Prelims – Current events of national and international importance
Mains (GS III) – Science and Technology- Awareness in the fields of Space
Why in News?
A team of international researchers recently discovered a galaxy with nine rings, named Bullseye.
- It is a collisional ring galaxy discovered recently by NASA’s Hubble Space Telescope.
- Size - It is nearly 2.5-times larger than the Milky Way with a diameter of 250,000 light-years.
- Type - Spiral galaxy.
- A blue dwarf galaxy, positioned at the center-left of the image, is believed to have interacted with the Bullseye Galaxy approximately 50 million years ago.
- It results in the distinctive shape of the Bullseye Galaxy.
- A thin trail of gas connecting the two galaxies even though they are separated by 130,000 lightyears (or 1.22 billion billion km).
- The blue dwarf galaxy’s straight path through the Bullseye Galaxy caused gas in the latter to ripple back and forth in waves, creating new places of star formation.
- The interaction didn’t alter the orbits of individual stars but it caused groups of stars to pile up and form the distinct rings over millions of years.
- Bullseye hosts a lot of neutral hydrogen gas, considering its mass in stars.
- That reservoir of star-forming material is similar to known low surface brightness galaxies, strengthening the notion that collisional ring galaxies evolve into these fainter objects as their rings fade.
- The Bullseye Galaxy will continue to evolve and, as a result, will have these star-filled rings only for a short interval of time.

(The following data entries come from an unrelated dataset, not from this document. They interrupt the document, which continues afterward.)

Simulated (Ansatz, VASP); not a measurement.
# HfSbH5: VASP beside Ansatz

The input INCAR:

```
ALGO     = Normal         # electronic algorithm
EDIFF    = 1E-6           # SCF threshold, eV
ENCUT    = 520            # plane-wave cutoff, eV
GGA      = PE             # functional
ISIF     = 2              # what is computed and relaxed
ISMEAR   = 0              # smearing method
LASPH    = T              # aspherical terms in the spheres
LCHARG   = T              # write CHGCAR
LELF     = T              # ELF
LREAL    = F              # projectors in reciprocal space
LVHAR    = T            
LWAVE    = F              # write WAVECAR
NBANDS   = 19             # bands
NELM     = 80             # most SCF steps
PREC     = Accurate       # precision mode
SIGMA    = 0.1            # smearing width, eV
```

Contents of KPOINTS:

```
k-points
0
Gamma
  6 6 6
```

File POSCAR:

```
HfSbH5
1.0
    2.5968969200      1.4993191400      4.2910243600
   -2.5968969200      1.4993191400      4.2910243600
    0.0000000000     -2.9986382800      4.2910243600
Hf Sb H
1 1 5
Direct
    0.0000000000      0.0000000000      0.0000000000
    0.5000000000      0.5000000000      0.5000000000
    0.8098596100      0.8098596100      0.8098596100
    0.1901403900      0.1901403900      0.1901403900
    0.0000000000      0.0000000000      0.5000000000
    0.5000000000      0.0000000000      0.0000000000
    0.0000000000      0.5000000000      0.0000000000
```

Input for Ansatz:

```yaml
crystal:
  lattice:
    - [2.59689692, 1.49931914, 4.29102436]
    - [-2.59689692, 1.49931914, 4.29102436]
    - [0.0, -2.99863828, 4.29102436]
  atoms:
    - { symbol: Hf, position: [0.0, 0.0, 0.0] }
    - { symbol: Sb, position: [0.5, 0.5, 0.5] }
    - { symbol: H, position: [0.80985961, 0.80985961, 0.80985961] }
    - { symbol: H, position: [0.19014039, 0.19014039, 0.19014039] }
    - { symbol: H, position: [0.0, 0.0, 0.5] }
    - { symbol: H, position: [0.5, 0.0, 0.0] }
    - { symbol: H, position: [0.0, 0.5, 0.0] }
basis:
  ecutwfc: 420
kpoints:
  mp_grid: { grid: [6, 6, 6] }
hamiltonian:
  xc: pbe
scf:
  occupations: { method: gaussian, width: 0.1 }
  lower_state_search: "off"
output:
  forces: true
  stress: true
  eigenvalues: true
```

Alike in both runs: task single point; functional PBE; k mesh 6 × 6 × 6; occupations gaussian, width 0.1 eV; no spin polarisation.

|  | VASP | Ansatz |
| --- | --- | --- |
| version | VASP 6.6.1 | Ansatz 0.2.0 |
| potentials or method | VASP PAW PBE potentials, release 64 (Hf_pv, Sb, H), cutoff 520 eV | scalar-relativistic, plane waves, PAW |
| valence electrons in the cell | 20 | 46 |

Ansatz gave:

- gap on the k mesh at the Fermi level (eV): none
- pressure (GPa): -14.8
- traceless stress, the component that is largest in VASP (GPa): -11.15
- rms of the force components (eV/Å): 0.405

- This means the astronomers captured an intriguing image of a multi-ring galaxy in a special moment.
- Bullseye Galaxy also contains signs that it could one day evolve into a giant low surface brightness (GLSB) galaxy, which are important in the study of dark matter.
Giant low surface brightness (GLSB) galaxies are the largest of the low surface-brightness galaxies. All GLSB galaxies are truly colossal.